What would it take to persuade Israel to rethink its attitude towards its Arab neighbors - and primarily towards the Palestinians? The Hamas victory in Gaza is surely a clear signal that an Israeli change of direction is urgently needed.
All Israel's efforts to break the democratically-elected Hamas government have failed. Its policies of boycott, siege and starvation, of bombing and shelling, of extra-judicial murder, of withholding tax revenues, of the systematic destruction of Palestinian institutions have served only to create a time-bomb of hunger, despair and defiance on Israel's flank.
Yet Israel appears to have learned nothing. Instead of seeking peace with the Arabs - instead of seizing their outstretched hand - it persists in rejecting all peace overtures, preferring to rely on force and still more force, and on its ability to manipulate its American ally.
In Washington this week, Israel's Prime Minister Ehud Olmert managed to abort a tentative American initiative to restart Israeli-Palestinian negotiations. He persuaded George W Bush - a President painfully out of his depth in Middle East politics -- that this was not the time for peace talks with either the Palestinians or the Syrians.
The appointment as Israel's new defence minister of Ehud Barak, a former prime minister and chief of staff, who defines his primary task as restoring Israel's deterrent capability, is another ominous sign that wars rather than peace talks lie ahead.
Israeli sources report that Barak will not admit, even in private, that he made some mistakes in 1999-2000 when, as prime minister, he missed the chance of peace with both the Palestinian leader Yasser Arafat and the Syrian leader Hafez al-Assad. This is a bad start for a man who is likely to play a prominent role in Israeli politics in the months and years ahead.
Condoleezza Rice, the unfortunate U.S. Secretary of State whom some had thought was planning a new push for Arab-Israeli talks, has clearly been outgunned by pro-Israeli hawks, such as Elliott Abrams at the National Security Council.
The word from Washington is that combating 'terror' remains the U.S.-Israeli priority. President Mahmud Abbas, who rules courtesy of the IDF and the settlers over three or four beleaguered Bantustans on the West Bank, has been instructed to join the war against his Palestinian brothers, if he is to earn a few crumbs from the rich man's table.

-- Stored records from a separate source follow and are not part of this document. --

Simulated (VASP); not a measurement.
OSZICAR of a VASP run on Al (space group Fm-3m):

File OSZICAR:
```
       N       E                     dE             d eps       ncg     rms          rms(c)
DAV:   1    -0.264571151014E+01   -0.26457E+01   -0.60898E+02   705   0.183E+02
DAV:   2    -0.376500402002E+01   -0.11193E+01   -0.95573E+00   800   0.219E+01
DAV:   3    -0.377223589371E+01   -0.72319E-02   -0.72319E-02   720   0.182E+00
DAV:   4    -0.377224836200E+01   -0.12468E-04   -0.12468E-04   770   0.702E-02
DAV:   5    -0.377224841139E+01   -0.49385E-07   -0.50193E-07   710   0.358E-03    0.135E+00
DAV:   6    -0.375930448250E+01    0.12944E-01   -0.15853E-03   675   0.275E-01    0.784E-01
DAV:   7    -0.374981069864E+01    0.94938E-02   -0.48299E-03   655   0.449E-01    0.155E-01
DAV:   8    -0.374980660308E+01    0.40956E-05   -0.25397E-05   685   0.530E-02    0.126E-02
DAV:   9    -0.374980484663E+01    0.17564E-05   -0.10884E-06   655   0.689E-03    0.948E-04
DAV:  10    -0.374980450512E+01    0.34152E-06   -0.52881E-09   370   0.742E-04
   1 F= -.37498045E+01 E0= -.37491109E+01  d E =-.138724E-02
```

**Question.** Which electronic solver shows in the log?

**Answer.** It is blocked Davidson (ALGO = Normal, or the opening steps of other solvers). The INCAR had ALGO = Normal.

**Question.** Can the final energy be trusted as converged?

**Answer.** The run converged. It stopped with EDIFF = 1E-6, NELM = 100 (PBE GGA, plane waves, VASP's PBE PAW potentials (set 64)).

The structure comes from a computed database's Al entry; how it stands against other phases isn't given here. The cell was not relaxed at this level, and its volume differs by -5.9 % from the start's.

To most independent observers it seems plain that Israel's cruel, aggressive and expansionist policies have resulted in a steady deterioration in its strategic environment. It has acquired, or rather created, enemies on several fronts - Hezbollah in Lebanon, Hamas in Gaza, large numbers of dispossessed, brutalized and radicalized Palestinians eking out a living in refugee camps, Syria to the north, Iran not much further away, and radical groups such as Al-Qaeda in many other places reflecting the angry mood of much of the Arab and Muslim world.
Some other trends should cause Israeli alarm bells to ring. Educated European opinion is increasingly outraged by Israel's behavior; meanwhile the Arabs are getting better educated, better armed, and far, far richer than ever before; and soaring Arab demographics are producing tens of thousands, perhaps hundreds of thousands, of potential recruits for the asymmetric wars which Israel is ill-prepared to fight but which seem to be the pattern of the future.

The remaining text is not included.